Asking the Right Questions
Achieving the best possible testing involves maximizing defect detection, minimizing costs by reducing the required resources (e.g. testers, machines), minimizing execution time, minimizing the number of test cases, and maximizing risk coverage in a pre-defined timeframe (e.g. one day). What do we need to know to achieve this?
- The probability that a given test case will detect a defect of a certain severity. This probability is approximated from previous test runs.
- The risk contribution of each individual test case. This information is available as soon as a test case has been linked to a requirement (e.g. user story).
- The average execution time of each test case. This is easily derived from the previous test runs. For newly-added test cases, it can be estimated based on the average execution time of test cases that have a similar sequence of test actions.
- What resources (human testers or machines) are available.
- How much a human tester or machine costs per unit time.

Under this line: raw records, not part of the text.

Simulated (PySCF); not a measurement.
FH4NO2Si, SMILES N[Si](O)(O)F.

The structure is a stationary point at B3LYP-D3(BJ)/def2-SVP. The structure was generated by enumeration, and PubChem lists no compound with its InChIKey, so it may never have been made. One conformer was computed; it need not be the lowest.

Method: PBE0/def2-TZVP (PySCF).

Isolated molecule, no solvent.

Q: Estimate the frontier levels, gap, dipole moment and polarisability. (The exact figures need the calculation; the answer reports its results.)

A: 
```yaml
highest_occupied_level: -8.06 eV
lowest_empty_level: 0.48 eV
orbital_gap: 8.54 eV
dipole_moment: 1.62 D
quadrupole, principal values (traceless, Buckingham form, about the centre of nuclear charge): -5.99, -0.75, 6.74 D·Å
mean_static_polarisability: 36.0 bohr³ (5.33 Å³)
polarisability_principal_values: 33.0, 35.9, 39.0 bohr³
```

It soon becomes obvious that all the required information is already within your test case portfolio. The hard part is rapidly arriving at an optimal solution for this problem. Due to the sheer complexity of this problem, it can’t be solved manually. That’s where the Risk Coverage Optimizer creates its added value.
The Risk Coverage Optimizer will not only show you how to distribute test cases to multiple resources (e.g. testers, machines) to optimize your objectives (e.g. risk, costs, time); it will also recommend which set of manual test cases you should automate to achieve better results (e.g. higher risk coverage) in less time, with lower costs, and fewer resources.